A pole lathe is an ancient form of turning that easily dates pack to the medieval period in the United Kingdom and relies solely on the power of the operator’s legs and the natural spring of a freshly cut ash pole to turn the wood between two poppets. In its heyday pole lathe camps or “bodgers” camps as they later became known, were a common site in woodlands throughout the south of England. Woodsmen would live near but rarely in the camps, unlike charcoal burners who were required to spend days on end tending their fires, a bodger was free to return home at the end of the day. Working from dawn till dusk a typical bodger would be required to produce one gross (12 dozen or 144) turned items from the trees within the woodland each day. The turners would make the components for chairs which would then be sold to craftsmen and later factories for joining together into the finished article. It this fact that a bodger never finished a job that may have given rise to our common use of the term, the notorious bodger who does half a job often badly. Despite this misconception bodgers were hard working craftsmen whose skill sadly died out with the advent of mechanized factories which in turn inevitably led to the decline in local distinctive styles.

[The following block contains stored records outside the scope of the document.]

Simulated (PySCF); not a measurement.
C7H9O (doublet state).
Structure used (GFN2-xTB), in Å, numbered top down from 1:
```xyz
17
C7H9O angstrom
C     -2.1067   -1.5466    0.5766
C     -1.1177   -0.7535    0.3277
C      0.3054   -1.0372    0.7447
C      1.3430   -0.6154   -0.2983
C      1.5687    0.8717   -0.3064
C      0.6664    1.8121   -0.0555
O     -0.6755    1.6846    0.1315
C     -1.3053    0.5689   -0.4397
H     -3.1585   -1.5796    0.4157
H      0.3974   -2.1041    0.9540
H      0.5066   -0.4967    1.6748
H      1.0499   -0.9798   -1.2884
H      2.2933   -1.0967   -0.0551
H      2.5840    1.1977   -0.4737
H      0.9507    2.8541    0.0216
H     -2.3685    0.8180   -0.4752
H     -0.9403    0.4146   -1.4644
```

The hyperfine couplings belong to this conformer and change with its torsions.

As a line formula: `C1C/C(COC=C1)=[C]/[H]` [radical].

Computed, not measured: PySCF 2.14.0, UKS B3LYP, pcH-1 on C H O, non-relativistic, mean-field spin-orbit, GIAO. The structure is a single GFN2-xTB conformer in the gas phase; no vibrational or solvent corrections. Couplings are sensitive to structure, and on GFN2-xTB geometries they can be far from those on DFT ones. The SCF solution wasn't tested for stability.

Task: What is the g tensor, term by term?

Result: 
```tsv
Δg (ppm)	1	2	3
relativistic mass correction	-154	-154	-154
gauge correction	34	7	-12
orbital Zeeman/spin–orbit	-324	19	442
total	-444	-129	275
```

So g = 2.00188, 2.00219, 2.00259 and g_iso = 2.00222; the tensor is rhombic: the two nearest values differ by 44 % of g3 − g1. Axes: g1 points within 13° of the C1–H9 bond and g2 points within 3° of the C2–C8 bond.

A pole lathe consists of an ash pole supported on two cross pieces and secured to the ground with a peg at one end. The free end sticking up into the air at around 45 degrees has the cord attached to it which passes around the piece to be turned and attaches to a treadle operated with one foot. The piece is secured between to poppets which in turn are supported by a frame known as the bed. When downward pressure is applied to the treadle ash pole is bent downward, and the cord around the wood causes it to spin on the metal spikes of the poppet towards the operator. It is on this down ward stroke that the chisel is used to shape the wood. When pressure is released, the ash pole returns to its original angel drawing up the treadle and spinning the wood in the opposite direction, during which the chisel is held away from the wood. This reciprocating action produces a very pleasing rhythmic motion which although it may sound complex is very easily picked up.
Turning on the pole lathe produces the required shape but it is essential that the green components made in this way are left to dry before they are assembled. This will ensure that no further shrinkage takes place and that the resulting joints will be secure and long lasting. The process of shrinkage and joining are covered in detail on the tree to table and chair making course. Once the wood has been turned, there are many more exposed capillaries and the drying process can be quite rapid allowing secure joints to be made within a few hours with the help of a simple drying kiln.